Process stuck in backward if multi-rtx3090 were enabled

Hi Guys,
When I run my AI train in multi-GPUs mode, process always stuck (hang) in backward. I traced it into torch interface torch/autograd/ line 145 Variable._execution_engine.run_backward. It was blocked process and never return. No matter what I have set up DataParallel or DistributedDataParallel. The console nothing output. I guess something dead-loop in torch/ or further. Have anyone know about this issue or workaround solution?
I compare two mode train (the single GPU and both GPUs), my train is successfully passed when only one GPUs but failed in double. And I collect the arguments of both of them when pass it into Variable.execution_engine.run_backward, they are same.
rt_frames.T = {NameError}name ‘rt_frames’ is not defined
create_graph = {bool} False
grad_tensors = {NoneType} None
= {tuple: 1} tensor(1., device=‘cuda:0’)
grad_variables = {NoneType} None
inputs = {tuple: 0} ()
retain_graph = {bool} False
tensors = {tuple: 1} tensor(0.6899, device=‘cuda:0’, grad_fn=)
And I also test GPU + CUDA with p2pBandwithLatencyTest and the result is OK.
Would anyone do me a favor on having a look at this issue?
My hardware environment is CPU Intel® Core™ i9-7900X CPU @ 3.30GHz, Memory 8G*8 DDR3,
GPU rtx3090
software environment is Ubuntu18.04TLS, RTX3090 Driver460.56 + cuda_11.1.TC455_06.29069683_0 + Tensorflow 2.4.1.+ Pytorch1.8.1(cu111).

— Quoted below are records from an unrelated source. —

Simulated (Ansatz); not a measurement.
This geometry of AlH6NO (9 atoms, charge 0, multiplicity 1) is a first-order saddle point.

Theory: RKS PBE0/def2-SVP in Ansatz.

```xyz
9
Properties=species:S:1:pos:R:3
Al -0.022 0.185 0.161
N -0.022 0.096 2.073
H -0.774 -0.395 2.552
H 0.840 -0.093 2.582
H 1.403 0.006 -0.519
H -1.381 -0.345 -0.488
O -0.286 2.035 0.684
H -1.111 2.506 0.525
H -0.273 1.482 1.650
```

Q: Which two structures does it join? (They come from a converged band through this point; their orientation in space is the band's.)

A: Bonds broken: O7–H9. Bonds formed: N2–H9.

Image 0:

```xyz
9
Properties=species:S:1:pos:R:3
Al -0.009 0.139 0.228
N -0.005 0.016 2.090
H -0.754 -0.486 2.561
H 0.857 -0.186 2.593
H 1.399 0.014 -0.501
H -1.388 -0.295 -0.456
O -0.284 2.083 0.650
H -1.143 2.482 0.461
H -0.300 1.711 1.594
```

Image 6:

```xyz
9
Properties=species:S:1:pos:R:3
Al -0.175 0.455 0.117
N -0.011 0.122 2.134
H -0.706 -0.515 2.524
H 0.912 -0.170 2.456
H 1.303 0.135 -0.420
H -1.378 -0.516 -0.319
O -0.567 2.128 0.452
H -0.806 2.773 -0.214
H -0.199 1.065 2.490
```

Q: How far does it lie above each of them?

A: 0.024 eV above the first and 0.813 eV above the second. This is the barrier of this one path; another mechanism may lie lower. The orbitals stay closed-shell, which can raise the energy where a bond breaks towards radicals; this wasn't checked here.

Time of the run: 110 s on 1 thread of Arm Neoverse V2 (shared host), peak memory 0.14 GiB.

You could check dmesg for Xid errors and see, if a GPU might be dropped due to some issues such as a PSU, which might be too weak to drive two 3090s.

Hi Ptrblck,
dmesg show nothing about Xid error. and I check PSU power, all items are unknow :frowning:

I just did a test that AI training script copied in 2 and 1 cuda:0 and the other file is cuda:1. Then I launched them separately. They can successfully run themselves in their own GPU card. So I think the PSU is not a key problem.2process

Finally, I found the root cause, My PC is too hot to launch 2 GPUs. After I take off the chassis cover. It work!